The reasoning in these cases cited would seem to be as sound now as then in holding that the conduct of the defendant in presenting the same question a second time to the same presiding justice constituted a waiver of the exception taken to the former ruling. By such conduct he abandoned his right to prosecute his exception previously taken.
In the Simpson case, supra, two exceptions went to the Law Court, the first one being to the refusal of the presiding justice to direct a verdict for the defendant and the second to the refusal of the presiding justice to set the verdict aside. Both exceptions were overruled.
As to the first exception the Court said on page 28,113 Me., page 899 of 92 A.:
“Had the respondent stood upon his legal rights in prosecuting that exception he could have brought the case to the Law Court, and obtained its decision and opinion as to the sufficiency of the evidence. But subsequently the respondent abandoned that remedy and that course of procedure, and sought the decision and opinion of the presiding Justice upon precisely the same question. He filed a motion asking the presiding Justice to set aside the verdict.”
The second exception was overruled as the court said on page 29,113 Me.:
“... because, as we have already said, exceptions do not lie to the refusal of a presiding Justice to grant a new *261trial, it being a matter addressed to his judicial discretion.”
This language was used in connection with a misdemeanor case, but the fact that in felony cases there is a right of appeal from the refusal of the presiding justice to set the verdict aside makes it nonetheless an abandonment or waiver of an exception taken to the previous ruling of refusal to direct a verdict. It is the adoption of the second procedure after verdict, whether single- or double-barrelled, that works the waiver. The fact that in felony cases the defendant has two bites at the cherry, first in having the presiding justice hear his motion to set the verdict aside and second, right of appeal from his decision, instead of having to rely only upon exceptions to the decision of the presiding justice refusing to direct a verdict, makes the adoption of such procedure, with right of appeal added, nonetheless a waiver of the exception to the refusal to direct a verdict.
The waiver takes place when the motion to set the verdict aside is filed, not later when it is ruled upon. The filing of the motion evidences the intention to abandon and is the conduct founding the waiver.

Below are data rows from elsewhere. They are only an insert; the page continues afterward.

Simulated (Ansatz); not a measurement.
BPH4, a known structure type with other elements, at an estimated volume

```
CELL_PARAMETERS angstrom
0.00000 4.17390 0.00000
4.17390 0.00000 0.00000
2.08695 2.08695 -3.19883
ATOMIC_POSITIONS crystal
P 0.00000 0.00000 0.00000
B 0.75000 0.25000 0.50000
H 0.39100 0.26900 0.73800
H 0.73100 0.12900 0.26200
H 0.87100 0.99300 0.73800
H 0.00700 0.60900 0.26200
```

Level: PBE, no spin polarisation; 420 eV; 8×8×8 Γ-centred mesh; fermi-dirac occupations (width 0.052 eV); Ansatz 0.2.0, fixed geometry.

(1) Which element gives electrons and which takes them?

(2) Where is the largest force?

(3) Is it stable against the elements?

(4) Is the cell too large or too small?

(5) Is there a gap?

“The exception ... was waived by the filing of the motion to set aside the verdict after it was rendered.” State v. Di Pietrantonio, supra, on page 19 of 119 Me., page 187 of 109 A.
“The right to be heard on his exceptions, which he deliberately and completely waived when he chose to prosecute a motion for a new trial, cannot be restored merely because his motion proved ineffectual.” State v. Power, supra, on page 224 of 123 Me., page 572 of 122 A.
“Filing the motions operated as a waiver of exceptions to the refusal to direct verdicts ...” (Italics mine.) State v. O’Donnell et als., supra, on page 295 of 131 Me., page 803 of 161 A.
*262The respondent, upon, refusal of the motion to direct a verdict, had an option then to take and prosecute his exception before the Law Court? or later, after verdict of guilty, to file a motion to set it aside. As stated in the Simpson case, supra: “He must exercise his option and take one course or the other. He cannot take both. And having exercised his choice he is bound by the result.”
A right abandoned or waived cannot be regained. Libby v. Haley, 91 Me., 331, 333, 39 A., 1004. Here it is claimed that the respondent, not appealing from the refusal of the presiding justice to order a new trial, as he had the right to appeal (instead thereof he excepted, a right not given by statute), could then, as a result of his own error of procedure, resort to the right of exception which theretofore he had abandoned and waived. No such right of resurrection of a dead exception is given by statute or otherwise, but such is now given in the case of a felony under this majority opinion.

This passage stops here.